There’s a war going on in Sadie’s trailer park, Griffiths says, a war going nearly unnoticed.
“I always considered this movie to be a war movie with a different focus,” she says, “focusing on the people at home and the soldier being a young girl in this case, with her battlefield being the trailer park. With ‘Sadie,’ I have tried to create a cautionary tale with humor and humanity that I hope will contribute to a larger cultural conversation.”
While Griffiths started writing the script for “Sadie” in 2009, gathering support came to fruition years later and shooting finally began in 2017, in the Seattle area that Griffiths now considers home. “Sadie” premiered at SXSW in March 2018 and won the Gryphon Jury Award at the 2018 Giffoni Film Festival in Italy this summer.
Griffiths’ work has received multiple awards, including the SXSW Emergent Narrative Director Award, Audience Award for Narrative Feature and a Special Jury Prize for “Eden” in 2012. Her film “Lucky Them” starring Toni Collette, Thomas Haden Church and Johnny Depp premiered at the Toronto International Film Festival and was distributed by IFC Films. Recently, she directed multiple episodes of HBO’s new series “Room 104.”
Griffiths first collaborated with Leavitt on “The Off Hours” in 2011. Leavitt is co-founder and CEO of Electric Dream Factory, which harnesses both emerging and traditional technologies to create a diverse array of stories.
Griffiths’ filmmaking has often focused on women. “Sadie” is no exception.
“Most stories about disaffected, violent youth focus on boys,” she says. “Stories about war are almost exclusively a male domain. But no one is immune to the imagery with which we are bombarded every day in this society. Young girls are equally at risk of being desensitized and damaged by this constant exposure.”
Two new faculty members at ETSU, both of whom also hail from the Pacific Northwest, have followed the filmmaker’s work for some time. In fact, Drs. Matthew Holtmeier and Chelsea Wessels made a presentation at a conference on Griffiths’ film “Eden” and its aspects of ecofeminism and the Pacific Northwest bioregion.
“Along with directors like Lynn Shelton and Kelly Reichardt, Griffiths is making a place for women in the film industry, which has long been dominated by men in industrial centers like (Los Angeles),” says Holtmeier, who is co-director of the ETSU Film Studies minor with Wessels. “Her films also include strong women, such as in films like ‘The Off Hours’ and ‘Eden,’ making her an important voice in today’s filmmaking environment.”
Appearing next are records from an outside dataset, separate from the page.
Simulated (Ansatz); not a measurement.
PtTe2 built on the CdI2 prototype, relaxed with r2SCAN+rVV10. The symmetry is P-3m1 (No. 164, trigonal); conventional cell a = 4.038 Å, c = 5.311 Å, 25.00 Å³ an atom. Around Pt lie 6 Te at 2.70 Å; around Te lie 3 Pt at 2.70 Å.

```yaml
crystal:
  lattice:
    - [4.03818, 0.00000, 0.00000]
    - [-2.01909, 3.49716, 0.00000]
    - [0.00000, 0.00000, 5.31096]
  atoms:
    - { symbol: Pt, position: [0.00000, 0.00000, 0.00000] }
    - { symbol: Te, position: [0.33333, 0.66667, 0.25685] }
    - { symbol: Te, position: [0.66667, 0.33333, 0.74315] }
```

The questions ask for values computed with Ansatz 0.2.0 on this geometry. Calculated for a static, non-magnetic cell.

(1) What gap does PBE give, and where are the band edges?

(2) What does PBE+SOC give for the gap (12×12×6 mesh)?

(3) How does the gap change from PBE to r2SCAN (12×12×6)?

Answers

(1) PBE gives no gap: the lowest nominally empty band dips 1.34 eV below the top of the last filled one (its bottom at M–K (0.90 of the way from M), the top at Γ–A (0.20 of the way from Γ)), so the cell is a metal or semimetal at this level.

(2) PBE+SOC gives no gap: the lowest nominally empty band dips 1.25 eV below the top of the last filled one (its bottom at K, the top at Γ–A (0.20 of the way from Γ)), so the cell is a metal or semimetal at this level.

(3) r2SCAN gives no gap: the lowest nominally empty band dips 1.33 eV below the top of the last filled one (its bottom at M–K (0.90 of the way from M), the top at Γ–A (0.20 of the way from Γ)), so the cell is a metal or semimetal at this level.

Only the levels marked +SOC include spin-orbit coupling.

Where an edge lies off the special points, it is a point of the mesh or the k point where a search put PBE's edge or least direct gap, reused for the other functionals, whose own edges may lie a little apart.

The film features a score by Mike McCready of Pearl Jam. The cast includes Melanie Lynskey as Sadie’s mother, Rae. Lynskey has been seen in “Two and a Half Men” andClint Eastwood’s “Flags of Our Fathers.” Danielle Brooks as friend Carla comes from “Orange Is the New Black”; Emmy-winner Tony Hale (“Arrested Development,” “Veep”) portrays Bradley; Tony Award-winner John Gallagher Jr. (“The Newsroom” and “Spring Awakening” on Broadway) plays Rae’s new friend, Cyrus; and Sophia Mitri Schloss (“Grimm,” “The Librarians” and “Portlandia”) portrays Sadie.
“I’m really thrilled that this particular film is on our schedule this fall,” Anita DeAngelis, director of the Martin School of the Arts. “We love to have narrative films in the Southern Circuit series, and ‘Sadie’ certainly includes timely topics that merit more conversation.”
For more information, call the Martin School of the Arts at 423-439-TKTS (8587) or visit www.etsu.edu/martin. For disability accommodations, call the ETSU Office of Disability Services at 423-439-8346. Additional information on the film is available at www.sadiefilm.com.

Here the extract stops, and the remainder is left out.